Tomoe Note 007: Full reduction of 20160411 = April 11, 2016

Michael Richmond
Apr 28, 2017

Executive Summary


The dataset for 20160411

The dataset "20160411" is based on images acquired during UT 2016 Apr 11. The images cover the span of time



    2457490.00034  ≤   JD  ≤ 2457490.27145

which cover about 6.6 hours.

The raw Tomoe "composite" files have names that look like:



    chip 0:   TMPM0108830.fits      -     TMPM0110080.fits
    chip 1:   TMPM0108831.fits      -     TMPM0110081.fits
           ...

    chip 7:   TMPM0108837.fits      -     TMPM0110087.fits

I'll refer to each of these "composite" files as a "chunk". For example, chunk 108840 is the second set of 360 FITS images collected by chip 0. A reference like "chunk 10884x" will refer to the data collected by all 8 chips during the period of time covered by chunk 108840.

There are 126 chunks for each chip, (11008x - 10883x), and so 126*8 = 1008 chunks in total for the night. The total size of the raw Tomoe composite files for this dataset is 1.7 GB.


"Weather" plots for the 8 chips

After running the pipeline to reduce the data, clean the images, find and measure stars, calibrate them astrometrically and photometrically, I used a script to look at properties of the data over the course of the night. You can read more about the "weather" in another note.

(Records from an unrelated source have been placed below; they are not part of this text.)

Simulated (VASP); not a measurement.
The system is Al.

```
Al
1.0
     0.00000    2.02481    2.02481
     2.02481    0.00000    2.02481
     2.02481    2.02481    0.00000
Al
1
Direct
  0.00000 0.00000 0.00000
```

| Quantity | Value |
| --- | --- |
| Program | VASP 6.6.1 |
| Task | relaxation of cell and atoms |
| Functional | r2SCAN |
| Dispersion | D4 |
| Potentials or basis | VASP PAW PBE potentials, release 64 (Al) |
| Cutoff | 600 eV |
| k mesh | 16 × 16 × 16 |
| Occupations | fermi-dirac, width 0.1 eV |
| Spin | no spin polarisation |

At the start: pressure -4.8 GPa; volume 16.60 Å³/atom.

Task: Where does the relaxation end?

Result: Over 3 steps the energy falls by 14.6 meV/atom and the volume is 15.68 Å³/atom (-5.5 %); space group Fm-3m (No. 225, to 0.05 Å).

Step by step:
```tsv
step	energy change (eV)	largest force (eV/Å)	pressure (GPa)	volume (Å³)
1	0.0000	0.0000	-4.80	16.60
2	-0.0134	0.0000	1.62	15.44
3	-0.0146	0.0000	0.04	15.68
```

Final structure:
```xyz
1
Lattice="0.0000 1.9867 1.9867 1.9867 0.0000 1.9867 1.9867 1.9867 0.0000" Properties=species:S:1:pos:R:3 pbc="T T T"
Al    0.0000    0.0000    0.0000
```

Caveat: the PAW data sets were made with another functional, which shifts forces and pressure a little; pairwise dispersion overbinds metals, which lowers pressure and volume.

Below are links to the graphs produced for each of the 8 chips.

Below is an animated GIF showing all 8 graphs in succession; it loops over them repeatedly.


What do we learn from the "weather" graphs?

The primary -- and good! -- conclusion is that the properties of images in all 8 chips vary together: when one reports better seeing, they all report better seeing, for example. That confirms that the hardware is working properly.

Let's go through the panels of these graphs, one by one, and comment on features of interest.


Other information from the night

I made a histogram showing the distribution of magnitudes for all detections during the night. This is not a count of unique stars: if a star appeared in 360 images, it will contribute "360 units" to the graph below. But the distribution of magnitudes is clear.

An independent method of determining the limiting magnitude for one chunk of data (in the transient-finding routine ) typically estimates a limiting magnitude of 14.5 to 16.0. That agrees pretty well with the data shown here.